Energy stocks sold off last week as crude oil prices fell to their lowest since January 2022. The top-performing sector suffered a 7.8% price drop in response to the bearish sentiment in oil markets, which tumbled below US$80 per barrel. None of its constituents were spared from the rout.
Enbridge (TSX:ENB)(NYSE:ENB) and Canadian Natural Resources (TSX:CNQ)(NYSE:CNQ) retreated too, but remain good investment prospects if you want to buy on weakness. The top-tier energy stocks should hang tough amid a potential oil slump.
No-brainer buy
Enbridge has proven time and again its reliability as an income stock in a volatile sector. The $104.6 billion energy infrastructure company takes pride in its utility-like and disciplined investment approach. The company also has an incredible dividend growth streak of 27 consecutive years.

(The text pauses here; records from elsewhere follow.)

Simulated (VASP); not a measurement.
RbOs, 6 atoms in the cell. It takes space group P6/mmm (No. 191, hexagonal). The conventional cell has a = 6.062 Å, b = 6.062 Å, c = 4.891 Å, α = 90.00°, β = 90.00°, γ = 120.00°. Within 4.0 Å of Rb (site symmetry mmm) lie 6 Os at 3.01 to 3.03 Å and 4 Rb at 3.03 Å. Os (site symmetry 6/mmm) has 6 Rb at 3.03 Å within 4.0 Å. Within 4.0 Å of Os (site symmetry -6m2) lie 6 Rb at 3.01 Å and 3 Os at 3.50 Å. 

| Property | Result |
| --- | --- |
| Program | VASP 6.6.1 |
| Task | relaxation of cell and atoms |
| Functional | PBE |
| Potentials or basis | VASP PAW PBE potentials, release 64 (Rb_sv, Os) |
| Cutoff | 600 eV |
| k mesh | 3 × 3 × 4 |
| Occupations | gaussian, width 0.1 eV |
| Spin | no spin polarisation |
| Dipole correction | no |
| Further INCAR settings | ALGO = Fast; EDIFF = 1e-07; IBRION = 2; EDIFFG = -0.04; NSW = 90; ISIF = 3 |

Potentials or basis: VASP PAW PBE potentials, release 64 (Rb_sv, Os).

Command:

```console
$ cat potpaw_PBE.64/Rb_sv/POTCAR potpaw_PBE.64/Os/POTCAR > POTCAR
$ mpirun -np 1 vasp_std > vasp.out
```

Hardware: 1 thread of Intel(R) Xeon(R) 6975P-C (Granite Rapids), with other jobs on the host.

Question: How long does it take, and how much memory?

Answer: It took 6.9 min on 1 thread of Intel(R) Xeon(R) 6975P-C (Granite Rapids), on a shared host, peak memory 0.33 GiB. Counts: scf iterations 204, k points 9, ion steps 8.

Moreover, the diversified asset base ensures the delivery of leading shareholder returns over the long run. As of this writing, Enbridge is still up 9.5% year to date. At $51.64 per share, the dividend yield is a high 6.66%. A $20,000 investment will produce $333 in passive income every quarter.
Because of built-in revenue accelerators in its base business, management said Enbridge can advance its regulatory strategy, drive down costs, and improve productivity. Its President and CEO, Al Monaco, said, “Operational performance remained strong, translating into good second quarter financial results.”
In the first half of 2022, adjusted earnings increased 2.1% to $3 billion versus the same period in 2021. Monaco adds, “We’re executing on our $10 billion diversified secured growth program with almost $4 billion on track to enter service in 2022. And, we’ve added over $3.6 billion of new projects to our secured backlog.”
Enbridge is a no-brainer buy for its strong internal cash flow, ready access to liquidity from diversified sources, and a stable business model.
Long-term growth
Canadian Natural Resources continues to hold steady, notwithstanding the downward pressure on energy stocks. Current investors are ahead 25.5% year to date ($63.72 per share), and delight in the 4.32% dividend yield. In the last 3 years, CNQ’s total return is 111.6%, while the compound annual growth rate (CAGR) is 28.3%.
The $73.6 billion senior crude oil and natural gas company in Canada has assets in North America, Offshore Africa, and the UK North. CNQ’s balanced mix of assets (natural gas, light crude oil, heavy crude oil, bitumen, and synthetic crude oil) is among the strongest and most diversified portfolios globally.
In the first half of 2022, consolidated sales and net earnings increased 83.4% (to $25.9 billion) and 125.5% (to $6.6 billion) year over year, respectively. Cash flows from operating activities ballooned to $8.75 billion or 59.8% higher than in the first half of 2021. Management is confident about sustaining its operations and having sufficient liquidity in the short-, medium-, and long-term.
Even with the unexpectedly strong rise in energy prices, the company posted net cash hedging gains in the first half of 2022. In anticipation of such volatile times, management can protect cash flows by hedging volatility in energy commodity prices, including up to 60% of near-term and 40% of long-term production
The capital expenditure programs and multi-year financial plans give the energy major flexibility and enhance its ability to raise new debt on commercially acceptable terms.
Softer commodity prices
Philip Petursson, chief investment strategist at IG Wealth Management, said the fear of a general slowdown in the global economy is working its way into softer commodity prices. Even if an oil slump comes next, Enbridge and Canadian Natural Resources are must-own energy stocks.